In a recent paper posted to bioRxiv, Vincent Larivière, Associate Professor of Information Science at the University of Montreal, along with a group of distinguished science editors and publishers, argue that we are putting too much emphasis on this single summary statistic. Instead, we should focus our attention on the distribution of article citations within a journal, reminding ourselves that citation distributions are skewed, that every journal contains a small percentage of highly performing articles, and that these outliers can distort the average performance of a journal.

While Larivière concedes that these characteristics of citation distributions “are well known to bibliometricians and journal editors, they are not widely appreciated in the research community.” His solution to widespread ignorance is a histogram.

Simply adding a histogram isn’t going to reduce the misuse of the JIF.

Are scientists, librarians, and funders really ignorant about citation counts? Is there widespread misconception that if a paper was published in Nature (JIF=38.138), that every paper published therein received exactly 38.138 citations? Are the notions of uncited papers and highly-cited papers completely foreign to everyone but bibliometricians and journal editors? If you accept this tenet, then perhaps we all need a little more education.

Larivière and others are proposing that each journal calculate and display a histogram of their citation distribution to accompany the JIF. Most of his paper is devoted to screen shots of how to download citation data from various sources and create histograms using Excel.
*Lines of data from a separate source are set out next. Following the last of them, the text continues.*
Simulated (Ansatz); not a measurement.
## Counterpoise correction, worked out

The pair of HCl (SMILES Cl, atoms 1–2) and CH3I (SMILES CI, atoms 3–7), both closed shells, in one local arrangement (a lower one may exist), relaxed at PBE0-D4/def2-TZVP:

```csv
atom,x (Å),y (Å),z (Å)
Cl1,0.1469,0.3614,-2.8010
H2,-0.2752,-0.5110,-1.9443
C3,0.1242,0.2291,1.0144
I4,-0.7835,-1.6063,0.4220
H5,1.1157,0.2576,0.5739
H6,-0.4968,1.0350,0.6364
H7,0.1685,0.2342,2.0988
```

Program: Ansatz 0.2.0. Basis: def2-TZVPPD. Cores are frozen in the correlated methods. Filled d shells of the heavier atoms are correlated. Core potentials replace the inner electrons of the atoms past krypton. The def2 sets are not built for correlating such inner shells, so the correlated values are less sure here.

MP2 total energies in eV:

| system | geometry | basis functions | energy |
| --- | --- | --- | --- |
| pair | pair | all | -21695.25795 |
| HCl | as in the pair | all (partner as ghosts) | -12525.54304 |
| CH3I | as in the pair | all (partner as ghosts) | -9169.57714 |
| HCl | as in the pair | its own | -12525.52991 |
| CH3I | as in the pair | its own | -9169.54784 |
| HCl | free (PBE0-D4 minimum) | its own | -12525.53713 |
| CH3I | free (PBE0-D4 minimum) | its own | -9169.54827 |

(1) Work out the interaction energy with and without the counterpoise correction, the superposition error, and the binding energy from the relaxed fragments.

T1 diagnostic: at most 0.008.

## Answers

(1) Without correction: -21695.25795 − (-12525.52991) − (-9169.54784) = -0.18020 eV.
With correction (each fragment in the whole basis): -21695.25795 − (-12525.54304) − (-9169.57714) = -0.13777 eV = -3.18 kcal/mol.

Methods aside — most stand-alone and web-based statistics programs do a far better a job with creating histograms than Excel — Larivière argues that publishing the citation distribution “provides a healthy check on the misuse of JIFs by focusing attention on their spread and variation, rather than on single numbers that conceal these universal features and assume for themselves unwarranted precision and significance.”

Does a histogram really provide such a health check on JIF misuse?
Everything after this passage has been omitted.